It was not possible to verify the reports as Syria restricts access for independent media.
Call for action
Arab League Secretary-General Nabil al-Araby called on the UN Security Council to take "rapid and decisive action" by approving the resolution.
"Do not let the Syrian people down in its plight," he said.
The United States strongly endorsed the appeal from the Arab League and Qatar for "rapid and decisive action", but China reiterated its reservations.
"China is firmly opposed to the use of force to solve the Syrian problem and resolutely opposes pushing for forced regime change in Syria, as it violates the United Nations Charter and the basic norms guiding the practice of international relations," Xinhua news agency quoted Chinese Ambassador to the United Nations Li Baodong as telling the Security Council.
Syrian UN Ambassador Bashar Ja'afari rejected the suggestion his government was responsible for the crisis and accused Western powers of dreaming of "the return of colonialism and hegemony" in the Middle East.

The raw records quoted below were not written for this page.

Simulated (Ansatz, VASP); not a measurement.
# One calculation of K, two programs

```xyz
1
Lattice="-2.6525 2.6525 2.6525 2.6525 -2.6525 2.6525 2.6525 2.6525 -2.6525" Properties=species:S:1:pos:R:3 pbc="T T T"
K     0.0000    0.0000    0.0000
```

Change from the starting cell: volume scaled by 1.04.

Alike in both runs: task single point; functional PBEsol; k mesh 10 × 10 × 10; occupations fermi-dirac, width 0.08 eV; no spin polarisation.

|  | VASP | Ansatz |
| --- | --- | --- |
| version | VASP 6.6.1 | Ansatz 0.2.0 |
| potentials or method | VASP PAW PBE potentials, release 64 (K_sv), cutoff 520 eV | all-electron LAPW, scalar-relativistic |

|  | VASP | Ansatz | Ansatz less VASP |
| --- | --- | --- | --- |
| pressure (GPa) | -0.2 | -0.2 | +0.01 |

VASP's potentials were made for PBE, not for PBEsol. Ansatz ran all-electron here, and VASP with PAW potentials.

Russian Foreign Minister Sergei Lavrov said the policy of isolation and trying to remove the government risked igniting a "much bigger drama" in the Middle East.
"The people who are obsessed with removing regimes in the region, they should be really thinking about the broader picture. And I'm afraid that if this vigor to change regimes persists, we are going to witness a very bad situation much, much, much broader than just Syria, Libya, Egypt or any other single country."